Look, as with health care – “it’s complicated,” “more complicated than originally thought.” That’s why, after a great deal of hand wringing, Ruminations has concluded that where costs can’t be directly matched to use, such as with utility metering, and except where some rough approximation can be made, such as allocating tax shares based on rental values, the marketplace will adjust to the inherent unfairness of calculating proportionate shares based on floor area without regard the burden imposed by the particular use of that space.

When a tenant shops for space, the price it looks at is not (or should not be) the rent alone. It is (or should be) the occupancy cost for that space. Forget how the common area costs or taxes are to be calculated and focus on what they will cost. Recognize that it is as likely that a high services/utility consuming neighbor will be at the property as it is that a low one will appear. Protection comes from shifting the risk of unexpected changes to the landlord, the one who is making the decision as to who the next tenant will be. Variable costs (operating expenses, taxes, etc.) will increase year after year. The real question is how to avoid surprises. If taxes shoot up because the property becomes sharply more valuable, there is no reason why the landlord shouldn’t take a fair portion of that risk. After all, the property’s tax assessment corresponds to the higher rents the landlord can collect. Similarly, if the landlord chooses to dramatically boost the number of water-consuming users at its shopping center, that’s because it made good business sense for the landlord to sign those leases. Existing tenants shouldn’t subsidize the cost to change the tenant mix.

Well, now that we’re at the end of today’s rambling (and we’ll readily concede that’s what we’ve done), we feel pretty good. After all, our disclaimer warns readers that this is exactly Ruminations’ objective. But, another objective is to retain our thousands of loyal followers, so we’ll be returning to sharing our more concrete postings next week. Of course, for those whose who are “turning” the thoughts shared this week and last week “over and over in their minds,” that’s called Ruminating. Welcome to our world.

[Apropos of our May 21, 2017 posting: “Save A Tree – No More Paper Copies – No More Ink,” we just learned that on May 10, Fannie Mae, by an amendment to its Servicing Guide, is now accepting electronically recorded mortgages in lieu of original documents with “wet” signatures. This catches Fannie Mae up to Freddie Mac. Last September, Freddie Mac removed its requirement that it receive wet-signed documents when the mortgage has been electronically recorded.]



  1. Peter Anderson says

    Hmm, you seem to think that Landlords can change their leases any time they please. Fact is, many leases can’t be changed for decades. The “lift” you presume from higher taxes is questionable – municipalities raise taxes based on their own formulas, that doesn’t necessarily equate to higher rents.

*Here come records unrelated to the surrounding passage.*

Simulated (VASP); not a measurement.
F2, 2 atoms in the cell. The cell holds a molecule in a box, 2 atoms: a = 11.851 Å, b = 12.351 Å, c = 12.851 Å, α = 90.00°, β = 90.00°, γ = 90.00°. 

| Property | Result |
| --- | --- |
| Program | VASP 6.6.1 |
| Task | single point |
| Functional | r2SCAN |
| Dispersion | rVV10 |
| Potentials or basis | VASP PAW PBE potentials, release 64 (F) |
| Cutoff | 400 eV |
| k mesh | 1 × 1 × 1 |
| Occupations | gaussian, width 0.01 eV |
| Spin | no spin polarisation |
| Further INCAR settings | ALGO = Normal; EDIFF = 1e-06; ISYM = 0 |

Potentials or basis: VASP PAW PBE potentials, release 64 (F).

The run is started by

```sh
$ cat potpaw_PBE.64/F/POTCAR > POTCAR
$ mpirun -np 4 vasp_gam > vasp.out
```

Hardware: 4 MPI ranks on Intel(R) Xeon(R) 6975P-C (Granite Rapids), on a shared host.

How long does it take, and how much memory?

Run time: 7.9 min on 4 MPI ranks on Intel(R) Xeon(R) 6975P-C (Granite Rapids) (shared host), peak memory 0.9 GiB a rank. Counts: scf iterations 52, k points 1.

    I read ruminations weekly, and value much of what you consider. But you have a reverse view of the commercial retail field. Many large retail tenants have far more bargaining power than most landlords – ever negotiated for a 1,500 sf Starbucks? Or Dollar Tree, Wal-Mart, Tim Hortons (I’m in Canada) – I could go on. I would very much like a level playing field, but major retail tenants do not play fair. And it is unreasonable for the mom and pop stores – or the landlord – to pick up the slack.